One of my favorite plot points here is how Superman has no idea what Cyborg Supes is even mad about.
This doesn’t hit Stryfe in The X-Cutioner’s Song levels of petulance, but it’s one of those moments where you can feel writers inserting overly invested fans into the villain role. This will hit its apotheosis with Superboy Prime, but I will make them pay for that thing they didn’t realize they did to me is sort of a Superman trope (see also Conduit, except maybe don’t because that story is not great).
It’s a big, complicated fight, featuring a couple instances of science-y sciencing, and Cyborg Superman somehow able to talk without a jaw:
Until eventually, Cyborg Superman scales down his plans from “make Earth into another WarWorld by building two big rockets on it” to “okay only one rocket and the Earth will spin out of control” to “how about I spray Superman with a hose full of kryptonite?” Except that the Eradicator is also a prism somehow or something and turns the kryptonite to I guess the opposite of kryptonite and restores all of Legit Supes’ strength although not his shirt.
Even that is cool, because Post-Crisis Supergirl also has shirt-restoration powers. Cyborg Supes gets vibrated into tiny bits, and our hero is properly returned to his true form.

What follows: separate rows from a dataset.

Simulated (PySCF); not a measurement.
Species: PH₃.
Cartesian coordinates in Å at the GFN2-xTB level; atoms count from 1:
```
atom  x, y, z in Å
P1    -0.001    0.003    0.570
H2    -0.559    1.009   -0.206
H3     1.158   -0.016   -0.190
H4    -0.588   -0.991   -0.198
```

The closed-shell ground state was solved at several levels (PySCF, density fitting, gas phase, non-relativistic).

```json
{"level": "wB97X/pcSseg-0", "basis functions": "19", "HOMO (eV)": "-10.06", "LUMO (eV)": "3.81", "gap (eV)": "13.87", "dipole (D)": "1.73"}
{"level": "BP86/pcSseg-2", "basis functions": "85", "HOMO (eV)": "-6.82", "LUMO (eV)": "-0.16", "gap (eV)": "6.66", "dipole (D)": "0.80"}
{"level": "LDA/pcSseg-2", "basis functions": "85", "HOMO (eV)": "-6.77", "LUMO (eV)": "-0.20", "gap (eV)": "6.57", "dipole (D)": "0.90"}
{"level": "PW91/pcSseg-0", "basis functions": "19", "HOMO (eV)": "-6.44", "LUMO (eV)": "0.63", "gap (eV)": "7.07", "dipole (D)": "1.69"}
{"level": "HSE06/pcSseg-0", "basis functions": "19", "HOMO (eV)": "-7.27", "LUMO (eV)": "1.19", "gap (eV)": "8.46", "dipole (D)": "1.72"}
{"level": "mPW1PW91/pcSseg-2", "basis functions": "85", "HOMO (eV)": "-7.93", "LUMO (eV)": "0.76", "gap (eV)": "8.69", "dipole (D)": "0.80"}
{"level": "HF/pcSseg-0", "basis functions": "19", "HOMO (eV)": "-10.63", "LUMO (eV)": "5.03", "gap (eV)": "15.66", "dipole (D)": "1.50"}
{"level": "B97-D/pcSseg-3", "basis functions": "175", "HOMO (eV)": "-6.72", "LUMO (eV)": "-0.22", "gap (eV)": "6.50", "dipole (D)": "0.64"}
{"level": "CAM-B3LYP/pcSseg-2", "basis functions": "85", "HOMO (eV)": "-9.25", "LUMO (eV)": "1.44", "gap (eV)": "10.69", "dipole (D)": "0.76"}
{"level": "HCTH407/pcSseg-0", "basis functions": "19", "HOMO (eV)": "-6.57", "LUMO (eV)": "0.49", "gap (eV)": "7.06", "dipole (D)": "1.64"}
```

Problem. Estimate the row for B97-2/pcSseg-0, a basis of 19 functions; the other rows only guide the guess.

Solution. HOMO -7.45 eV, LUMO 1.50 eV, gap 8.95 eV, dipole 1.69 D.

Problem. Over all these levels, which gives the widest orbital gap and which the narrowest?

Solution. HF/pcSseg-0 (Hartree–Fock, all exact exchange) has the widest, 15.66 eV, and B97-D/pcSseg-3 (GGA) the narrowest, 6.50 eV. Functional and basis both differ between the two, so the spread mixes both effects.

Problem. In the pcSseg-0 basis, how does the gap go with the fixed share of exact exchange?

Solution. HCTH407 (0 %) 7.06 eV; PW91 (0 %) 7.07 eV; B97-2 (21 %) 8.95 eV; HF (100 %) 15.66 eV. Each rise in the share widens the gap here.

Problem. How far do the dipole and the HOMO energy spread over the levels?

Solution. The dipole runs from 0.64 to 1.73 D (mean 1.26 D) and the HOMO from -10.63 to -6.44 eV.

I wonder to what extent the Death and Return of Superman is the point at which death in comics becomes narratively no big deal. From a marketing and sales point of view, it is still a big deal, if to varying degrees. But the impact of his death on Superman’s ongoing story is kind of minimal, and that remains the model for quite a while. Morrison’s JLA does a little exploration of what a resurrected Superman means, or at the very least it feels essential in that run that Superman has been resurrected. But the Superman titles in the wake of this storyline return quickly to status quo, until the Superman Red/Superman Blue thing.
For contrast, I’m thinking of the last two seasons of Buffy the Vampire Slayer, where Buffy’s death continues to shape the motivations of the characters, or how the loss of Barry Allen, the conflicted feelings about his legacy, impact long runs on The Flash by both Mark Waid and then Geoff Johns. Maybe it was simply that playing up the resurrection aspect would mean Superman became too blatantly a Christ figure. But the everyday nature of death and return in comics sort of begins right here, and it feels as if an opportunity gets missed. Maybe we should have had a couple years of Superman as a religious figure to the people of the DC Universe (Morrison more or less does this in DC One Million), maybe this was the chance to explore how faith works in a world with godlike beings who come back from the dead.
Instead, we return to fighting the Toyman and the latest iteration of Bizarro, with the sense that we’ve seen the biggest story Superman can contain. Over the next two years, nearly all of DC’s major characters would be replaced and, in most cases, restored, and the line as a whole would settle into a routine of one “huge” line-wide crossover per year, trying to recapture the high stakes of a storyline that kicked off in a room full of frustrated writers in 1992, their plans for a wedding so stymied by corporate interference that they let them selves ask what if.